Whether it is well water – or the rains sent by Yahweh – it is always in abundance – to show the greatness of His love. The floodwater covered the enemies of Israel as they tried to cross the Red Sea, until they sank into the depths like a stone: ‘Horse and chariot He cast into the sea’ (Exodus 15:1, 5).
When Moses struck the rock, waters gushed forth in abundance – a figure, too, of the waters that would gush forth from the side of Christ and become ‘waters of salvation,’ which Isaiah fortold we would draw with joy from the Savior’s fountains (Isaiah 12:3). The same superabundance is seen in the Gospels and in this miracle of Christ.”
S.R. Vandana in “Water – God’s Extravaganza: John 2:1-11” in Voices from the Margin: Interpreting the Bible in the Third World, ed. R.S. Sugirtharajah (Maryknoll: Orbis, 2006) 123.
I am enjoying this book with contributions from scholars from India and South Asia whilst I travel to this region. This reading seemed fitting as I crossed a lot of water, the Atlantic Ocean, last night.
Think about water in the biblical narrative. Vandana rightly recounts that it appears: ‘now real, now symbolic, now gentle, now life-giving, now destructive and terrifying, now a trickle, now a torrent.”
But it always appears freely from God and in superabundance. Ponder the significance of this: that God freely gives more than enough of the one thing everyone on earth needs to survive.

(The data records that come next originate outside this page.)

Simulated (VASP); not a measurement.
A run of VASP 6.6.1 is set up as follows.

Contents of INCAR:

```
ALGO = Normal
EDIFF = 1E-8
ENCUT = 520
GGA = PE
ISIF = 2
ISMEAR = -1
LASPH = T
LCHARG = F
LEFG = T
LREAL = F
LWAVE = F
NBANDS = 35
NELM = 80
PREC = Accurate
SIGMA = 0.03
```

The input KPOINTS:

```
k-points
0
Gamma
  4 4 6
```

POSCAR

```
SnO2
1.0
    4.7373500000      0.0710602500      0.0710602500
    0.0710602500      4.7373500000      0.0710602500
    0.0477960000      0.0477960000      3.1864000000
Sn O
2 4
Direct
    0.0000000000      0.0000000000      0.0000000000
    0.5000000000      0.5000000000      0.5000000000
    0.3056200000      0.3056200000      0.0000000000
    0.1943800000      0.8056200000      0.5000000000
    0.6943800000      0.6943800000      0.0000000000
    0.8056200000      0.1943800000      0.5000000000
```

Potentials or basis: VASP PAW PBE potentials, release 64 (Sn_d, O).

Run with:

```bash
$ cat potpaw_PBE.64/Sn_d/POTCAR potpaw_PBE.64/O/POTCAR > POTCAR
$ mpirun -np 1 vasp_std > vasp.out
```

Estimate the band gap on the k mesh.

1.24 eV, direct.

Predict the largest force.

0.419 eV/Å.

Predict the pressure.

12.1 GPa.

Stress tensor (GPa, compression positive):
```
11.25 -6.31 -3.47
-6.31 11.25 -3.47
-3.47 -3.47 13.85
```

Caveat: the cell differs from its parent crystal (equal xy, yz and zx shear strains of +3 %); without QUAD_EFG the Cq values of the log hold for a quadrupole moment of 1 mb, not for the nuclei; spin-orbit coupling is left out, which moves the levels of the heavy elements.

Consider also His miracle in Cana. Though His time had not yet come, Mary alerted Him to a need and He responded. Ponder how God shows up when we need Him, call to Him, and have no other hope.
Interestingly, He Himself will tell us to trust in Him and not money. When we hold on to money we tend to trust in it instead of Him. Let’s allow the superabundance of His provision of water to inform our generous sharing.